Cooking tools – Chris doesn’t know what most of them are for, but she has a great library of beautiful cookery books. She bought them to drool over the pretty pictures.

Check freeze, choose from a selection of ready meals, remove cardboard sleeve, pierce film top with a knife (remember to remove it from the body and clean the blood off), and nuke for the required amount of minutes in the microwave.

Job done.

EXCEPTION TO THE RULE
Once a year Chris is sentenced to cook. She dines well with family providing great festive meals over Christmas and the New Year, but then comes payback time. Yes, you’ve guessed it. It’s time to invite the family to the annual post New Year dinner. Well, one has to show willing!

LETS GET STARTED
Switch off computer. Lock study door. Hide iPad. Close eyes, relax, and go ‘Um’ over and over again in an attempt at self hypnosis. Give up and get started.

Remove turkey crown from freezer in garage. Imperative to take this out at least 2 to 3 days beforehand to thaw out.

Check freezer – no turkey crown – forgot to buy.

Go to supermarket – no turkey crowns left. Scream!

Visit friendly butcher, get talked into buying a haunch of venison. Take it home. Look at it. Scream!

Check cookery books. Some lovely pictures but no venison.

Unlock study door. Switch on computer. Google ‘How to cook venison’. Read several and groan. Too complicated.

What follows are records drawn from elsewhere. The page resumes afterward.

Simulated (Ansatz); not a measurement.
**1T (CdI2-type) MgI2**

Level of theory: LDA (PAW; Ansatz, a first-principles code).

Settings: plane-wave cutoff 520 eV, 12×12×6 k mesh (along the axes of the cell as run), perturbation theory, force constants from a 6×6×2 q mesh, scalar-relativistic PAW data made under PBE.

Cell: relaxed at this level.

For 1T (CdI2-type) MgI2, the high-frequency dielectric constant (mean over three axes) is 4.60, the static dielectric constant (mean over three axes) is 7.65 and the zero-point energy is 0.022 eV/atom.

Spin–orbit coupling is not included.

Choose the simplest one, and check for ingredients:
Haunch of venison – got that.
Marinade – what the heck’s a marinade? Oh, well I suppose it’s not really necessary.
3/4 lb fat bacon strips ( I thought we’d gone metric, but I know what pounds and ounces are).
1/4 pint of burgundy (Another run to the supermarket to buy it).
Seasoning – that’s salt and pepper isn’t it? At least I know that.
1/2 lb butter (I definitely have that, margarine or spreads never darken my door).
Olive Oil (Yup! Got that as well).
1 tablespoon of flour (I don’t suppose it will matter how old it is!).
Juice of half a lemon or orange ( it will have to be an orange, I don’t like lemons).

Execution
Marinate the haunch for 24 hours – How the heck do you do that? Go off and check the internet.
OK now I’ve found out what a marinade is so let’s get started.
First of all find a tin or dish big enough to hold the venison and add the ingredients of the marinade to it;
4-6 tablespoons of olive oil;
1/2 bottle of red wine (another run to the supermarket);
1 onion sliced (wipe tears from eyes);
3 sprigs parsley;
1 bay leaf;
1/4 teaspoon thyme.

Mix them all together and put the venison into the dish, making sure the marinade coats it completely.
Leave the venison in the marinade for 24 hours.
Take it out the next day, rub it with oil, dab it all over with the butter, and wrap the bacon strips round it.
Now wrap it loosely in foil and place in the oven at 190C/375F/gas mark 5 (Don’t know what the first two are so I set my gas oven at 5).
Cook for 20 mins per pound, and baste every 10 minutes (How the heck do I do that when it’s wrapped in foil?).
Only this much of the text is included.